What happens when you get an entire audience to stand up and connect with one another? Chaos, that’s what. At least, that’s what happened when Jane McGonigal tried to teach TED to play her favorite game. Then again, when the game is “massively multiplayer thumb-wrestling,” what else would you expect?
Reality is broken, says Jane McGonigal, and we need to make it work more like a game. Her work shows us how.
WHY YOU SHOULD LISTEN TO HER?
Jane McGonigal asks: Why doesn’t the real world work more like an online game? In the best-designed games, our human experience is optimized: We have important work to do, we’re surrounded by potential collaborators, and we learn quickly and in a low-risk environment. In her work as a game designer, she creates games that use mobile and digital technologies to turn everyday spaces into playing fields, and everyday people into teammates. Her game-world insights can explain–and improve–the way we learn, work, solve problems, and lead our real lives. She served as the director of game R&D at the Institute for the Future, and she is the founder of Gameful, which she describes as “a secret headquarters for worldchanging game developers.”
Several years ago she suffered a serious concussion, and she created a multiplayer game to get through it, opening it up to anyone to play. In “Superbetter,” players set a goal (health or wellness) and invite others to play with them–and to keep them on track. While most games, and most videogames, have traditionally been about winning, we are now seeing increasing collaboration and games played together to solve problems.
John Seely Brown: Pursuing Passion to Increase Potential
I would rather hire a high-level World of Warcraft player than a NBA from Harvard. Why is a game, a massive multiplayer game that has maybe 12 million people or more playing it like the World of Warcraft so important at both the individual level and maybe at the corporate level?

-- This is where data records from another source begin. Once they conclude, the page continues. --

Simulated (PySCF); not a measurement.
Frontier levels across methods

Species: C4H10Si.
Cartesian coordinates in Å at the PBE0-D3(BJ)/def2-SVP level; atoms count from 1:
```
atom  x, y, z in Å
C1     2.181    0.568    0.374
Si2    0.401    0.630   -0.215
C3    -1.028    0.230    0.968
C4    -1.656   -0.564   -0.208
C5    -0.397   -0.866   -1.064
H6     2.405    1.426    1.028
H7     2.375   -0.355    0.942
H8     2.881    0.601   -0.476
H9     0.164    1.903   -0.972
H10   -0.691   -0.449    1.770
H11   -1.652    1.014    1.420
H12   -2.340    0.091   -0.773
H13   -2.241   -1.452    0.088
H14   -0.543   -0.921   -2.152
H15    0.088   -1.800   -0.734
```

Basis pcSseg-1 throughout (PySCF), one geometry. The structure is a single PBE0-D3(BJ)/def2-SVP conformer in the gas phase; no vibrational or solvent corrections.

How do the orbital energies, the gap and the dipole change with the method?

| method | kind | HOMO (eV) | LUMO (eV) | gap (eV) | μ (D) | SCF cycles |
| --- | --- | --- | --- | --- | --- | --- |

To understand these massive multiplayer games like World of Warcraft, do not think about it as just game play, but look at the social life on the edge of the game.
On a typical night there will be approximately 15,000 new strategic ideas created about the world. If you want to compete that night or the next day, somehow you have to appropriate in your own play what 15,000 new ideas mean to you in order to go into the high-end raid.
Most of these high-end performance groups in World of Warcraft create guild; you have to have a guild to do anything because it’s fundamentally a collaborative game. These guilds will be sometimes 100, 200 people. Guess what? They don’t have a bonus structure to guide them to incent them. Only passion, only interest works. And what you have to have is find a way to turn this guild structure of several hundred people into knowledge refining groups.
So basically self-organizing to some extent, things start to happen particularly groups go off and say, “I’m going to study this, I’m going to study this, I’m going to try this idea out and by tonight I will have consolidated all this class of ideas about how this particular new magic potion might actually work to re-heal you faster, blah, blah, blah.”
So what we’ve done is we’ve turned this entire kind of social organization into an ideation structure and an idea refinement structure all as more or less self-organizing groups. Show me anything that happens in the corporate world that has 15,000 new strategic ideas. Possibly biotech does, but no world I know about in the corporate world. We think about ten new ideas already overloading us, 10,000 is unthinkable.
When we look in to the social structures and the knowledge capability, refining and generation capabilities of this guild structures, there is something going on here. Now, these are not just self-organizing groups. Basically every high-end guild has a constitution. The leaders of these guilds also have to do dispute adjudication all the time. They also have to be willing to say, “Let’s measure ourselves.”
These guilds are truly meritocracy based. So even if you were the leader of this particular high-end raid, at the end you do an after action review and the after action review each person is open to total criticism by everybody else. You can replay the whole thing because basically its all computer meditated so it can be captured.
But equally interesting to me is you can’t play in these complex worlds without building dashboards. And these are dashboards that are measuring you, are measuring your state of being. They also measure all the things happening around you. Now let’s step back a moment. Every corporate situation I’ve ever been in has dashboards. These dashboards are measurements that are superimposed on you by your manager. So we live in a world of measurement and basically said if it’s not measured it won’t get done. You’ve probably heard that before by many people you discuss. And isn’t it interesting that all those measurements are decided by your boss applied to you?
In World of Warcraft you invent a dashboard for yourself. So this whole idea of thinking about how do I build measurements to facilitate my own performance for me and me alone becomes very interesting. And in fact in the World of Warcraft there’s a simple mantra I encounter all the time. If I ain’t learning, it ain’t fun.
Now let’s think about re-designing the workscape for the 21st century. What does it mean to have each of us in a workscape define our own dashboard, our own source of measurements? Suppose we actually then built little groups whose sole job is to accelerate learning in our particular interest group inside the corporation. How do we start to completely turn the whole notion of what the workspace is about or the workscape I’m going to call it, about into something that becomes a talent accelerator for myself to pick up new ideas, to be able to learn faster with doing things with others and so on and so forth. These are the practices that you’ll pick up in World of Warcraft if you are in one of these high-performing guilds.
And so it is an amazing learning environment with powerful learning tools that I think we in the education world can learn a hell of a lot about and we in the management world can learn a lot about. But it gets back to this notion of passion, it gets back to this notion of curiosity and it gets back to this notion that this is an interest-driven phenomenon that unleashes exponential learning of a dimension that’s almost unimaginable any other way.